Only the third directorial effort of actor Corey Yuen (fourth if you count his uncredited direction on Game of Death II), Yes, Madam! sports some exciting editorial and visual flourishes that keep the pace from flagging in between the action sequences (staged jointly by Mang Hoi and Cory Yuen), which feature that complex arrangement of action choreography and usage of the environment fans have come to expect from the most exciting entrees in the genre. Tai Bo (Police Story) and Ka Lee (Eastern Condors) have supporting roles as junior officers; however, they have less to do than Billy Lau (Mr. Vampire) and filmmaker Wu Ma (The Dead and the Deadly) who have an altercation over parking ticket quotas or even the "special appearances" of Sammo Hung, Richard Ng, and David Chiang as Aspirin's and Strepsil's old folks home-dwelling former Sifu and his buddies who spend their days breaking their dietary restrictions and molesting nurses (including busty Shirley Kwan). It may or may not be a wasted opportunity that Ng's superior Melvin Wong is more ambiguously chauvinist than suspicious given his turns as corrupt officials in other films of the genre. Yeoh – who previously appeared in a featured "eye candy" bit in Twinkle Twinkle Lucky Stars – would appear in the follow-up but her she would step away from the camera after she married the film's producer Dickson Poon but she would return to the screen following their divorce with the Jackie Chan vehicle Supercop. Rothrock made her feature debut here and would follow it up with a smaller role in Sammo Hung's epic Millionaires' Express but her similar role in Righting Wrongs would be her next prominent Hong Kong role. The film is not to be confused with the 1995 Taiwanese action film of the same name which starred Cynthia Kahn (which was released on video in Hong Kong as "Yes Madam 5").

Video

Unreleased theatrically in the United States and only available as a Hong Kong laserdisc and VHS tape with bilingual subtitles, Yes, Madam! was easier to see in the UK where it was released theatrically in 1986 and then on video as "Police Assassins" with Royal Warriors retitled as a sequel to that. Stateside, Tai Seng imported the non-anamorphic Hong Kong Universe DVD for their 1998 DVD while Hong Kong Legends took advantage of the Fortune Star remaster for their anamorphic 2002 special edition DVD.
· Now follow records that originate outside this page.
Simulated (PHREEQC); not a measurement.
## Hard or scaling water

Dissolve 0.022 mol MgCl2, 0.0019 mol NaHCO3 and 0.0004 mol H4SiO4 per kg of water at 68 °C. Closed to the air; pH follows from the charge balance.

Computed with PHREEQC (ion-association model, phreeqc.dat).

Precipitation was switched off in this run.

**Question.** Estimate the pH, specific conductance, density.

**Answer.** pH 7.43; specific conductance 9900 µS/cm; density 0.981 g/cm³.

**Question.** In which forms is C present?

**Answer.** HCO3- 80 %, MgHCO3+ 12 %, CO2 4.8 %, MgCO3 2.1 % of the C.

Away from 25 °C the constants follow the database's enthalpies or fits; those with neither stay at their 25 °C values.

The film made its Blu-ray bow in 2011 in Hong Kong – no word on whether that is one of the infamous upscales of Fortune Star SD masters or not – followed earlier this year by a German mediabook with English subtitles but lossy audio. Eureka's 1080p24 MPEG-4 AVC 1.85:1 widescreen Blu-ray comes from a new 2K restoration and looks clean and sharp apart from the expected increase in grain during some in-camera and optical slow motion shots during the action scenes. The disc also includes the film's full English export version (87:33 versus 93:49) which replaces the adult bookstore bust with footage from Where's Officer Tuba? with Chiang in an entirely different role from the one he plays later in the film. This also purports to come from a new 2K restoration, although it is not clear whether it is a transfer of a separate element or a composite of the Hong Kong version transfer with a new transfer of footage specific to the export cut (either from the materials for the export version or newly transferred from the materials for Where's Officer Tuba?).

Audio

The Hong Kong version features the theatrical and home video Cantonese mono dubs in LCPM 2.0 along with Fortune Star's English 5.1 track in DTS-HD Master Audio – all of which retain the cues lifted from John Carpenter's Halloween cues – while the export version includes only the classic English dub in LPCM 2.0 mono with no subtitles or captions. Just as the new subtitles for Vinegar Syndrome's Blu-ray of Righting Wrongs rechristened the epithet directed at Rothrock from "white bitch" to "devil woman," it is here it is replaced with "white hag" (although the latter remains on the English dubs).

Extras

The Hong Kong version is accompanied by two commentary tracks. In the audio commentary by Asian film experts Frank Djeng and Michael Worth, they discuss the "girls and guns" genre, the confusion over the international titles, the casting of Yeoh and Rothrock, the mix of Hong Kong and mainland locations in shooting depending on the need to stage action scenes without traffic and crowds, and the various members of the noteworthy supporting cast. In the audio commentary by action cinema experts Mike Leeder and Arne Venema, the pair cover some of the same material as well as discussing the accuracy of the "Miami Vice" eighties hair and clothing in Hong Kong of the period as well as the actual crime rate of indecent exposure and the real disrespect and fights between cops and traffic officers who actually do fight over quotas, reveal that the "Richard Nornden" character is indeed a nod to actor/stuntman Richard Norton, as well as the assertion that Tsui Hark staged his own action scenes in the film.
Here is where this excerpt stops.